The Company is subject to the UK Corporate Governance Code (the Code), with which it complies subject to the provision detailed below.
Pursuant to the Relationship Agreement with a majority shareholder, Volcan Investments Ltd ('Volcan') and as disclosed at the time of listing on the London Stock Exchange, Volcan will be consulted on all appointments to the Board. The Nominations Committee therefore works collaboratively with Volcan with respect to recommending candidates for appointment to the Board and, to this extent, the Board appointment process differs from that set out in Code Provision B.2.1.
Details of the Company's compliance with the Code, during the preceding year, are set out in the Annual Report.
The directors of the Company are responsible to shareholders for ensuring that the Company is appropriately managed and that it achieves its objectives.

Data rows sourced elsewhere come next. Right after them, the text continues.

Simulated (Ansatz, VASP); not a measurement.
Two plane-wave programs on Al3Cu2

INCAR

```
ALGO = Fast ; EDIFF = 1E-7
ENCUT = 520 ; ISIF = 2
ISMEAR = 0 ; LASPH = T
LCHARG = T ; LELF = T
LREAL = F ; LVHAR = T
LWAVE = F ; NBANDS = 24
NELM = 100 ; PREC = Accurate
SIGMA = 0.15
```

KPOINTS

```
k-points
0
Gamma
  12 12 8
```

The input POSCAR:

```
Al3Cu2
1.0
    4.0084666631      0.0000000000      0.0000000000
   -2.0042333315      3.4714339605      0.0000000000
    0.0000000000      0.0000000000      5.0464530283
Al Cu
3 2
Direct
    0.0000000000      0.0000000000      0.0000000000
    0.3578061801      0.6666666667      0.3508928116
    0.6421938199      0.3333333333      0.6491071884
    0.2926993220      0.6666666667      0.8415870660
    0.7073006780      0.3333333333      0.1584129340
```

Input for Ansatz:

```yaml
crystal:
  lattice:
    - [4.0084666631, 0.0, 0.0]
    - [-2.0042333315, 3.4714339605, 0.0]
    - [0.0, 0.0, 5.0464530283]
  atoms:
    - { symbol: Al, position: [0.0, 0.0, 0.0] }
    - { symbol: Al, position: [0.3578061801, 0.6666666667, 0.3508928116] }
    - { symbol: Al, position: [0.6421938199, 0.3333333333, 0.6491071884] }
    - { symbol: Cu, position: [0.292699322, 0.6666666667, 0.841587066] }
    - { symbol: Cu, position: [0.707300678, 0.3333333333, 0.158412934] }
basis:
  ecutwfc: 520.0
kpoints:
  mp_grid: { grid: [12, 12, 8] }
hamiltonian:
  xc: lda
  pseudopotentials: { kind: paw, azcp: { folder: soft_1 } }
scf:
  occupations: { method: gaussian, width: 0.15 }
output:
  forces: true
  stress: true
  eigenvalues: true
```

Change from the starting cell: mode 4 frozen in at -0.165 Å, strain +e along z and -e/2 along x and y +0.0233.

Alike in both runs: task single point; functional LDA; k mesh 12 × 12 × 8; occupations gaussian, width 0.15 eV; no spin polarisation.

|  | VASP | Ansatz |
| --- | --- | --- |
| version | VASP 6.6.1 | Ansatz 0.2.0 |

Matters not specifically reserved for the Board and its committees under its terms of reference, or for shareholders in general meeting, are currently delegated to the Executive Chairman who in turn delegates responsibility for specific operations to the members of the Executive Committee.
The Board is comprised of the Executive Chairman, five independent non-executive directors and two executive directors, whose expertise provide an invaluable perspective on the Company's business.
The biographical details of the directors can be viewed in the section on directors' profiles.
The Company complies with the Code requirement that at least half of the board, excluding the Chairman should be independent non-executive directors. At present, all the non-executive directors are independent. The non-executive directors that have served on the Board for over eight years were subject to a rigorous review of their independence.
Appointment to the Board is on the recommendation of the Nomination Committee. Under the terms of the Relationship Agreement entered into with its majority shareholder, Volcan the Company will consult Volcan on all appointments to the Board. If an appointment is made to the Board after the Company's Annual General Meeting (AGM), the director will be put forward for election by the shareholders at the next AGM following the appointment.
All directors are subject to annual re-election at the Company's AGM, in compliance with the UK Corporate Governance Code.
During the course of the year the Remuneration Committee has undertaken a full review of our remuneration structures and practices. The changes represent a significant step forward for our remuneration policies both in terms of driving sustained long-term performance, and in allignment with good governnace practices.
This year's report on remuneration comprises of two parts: the Directors' Remuneration Policy Report which sets out our policy on Directors' pay and which will be subject to a binding shareholder vote; and the Annual Report on Remuneration, which provides details of the remuneration earned by Directors in the past financial year as well as the way in which we propose to operate in the coming year, and will be subject to an advisory vote.
An internal Board evaluation process was facilitated this year by the Executive Chairman, supported by the Company Secretary. The process was carefully structured but pragmatic, designed to bring about genuine debate of issues that were relevant and assist in identifying any areas for improvement. It entailed the completion of tailored questionnaires on the performance of the Board, its committees and its Executive and Non-Executive Directors. The findings from the evaluation exercise were discussed with the Executive Chairman and reviewed by the whole Board before a set of actions were agreed.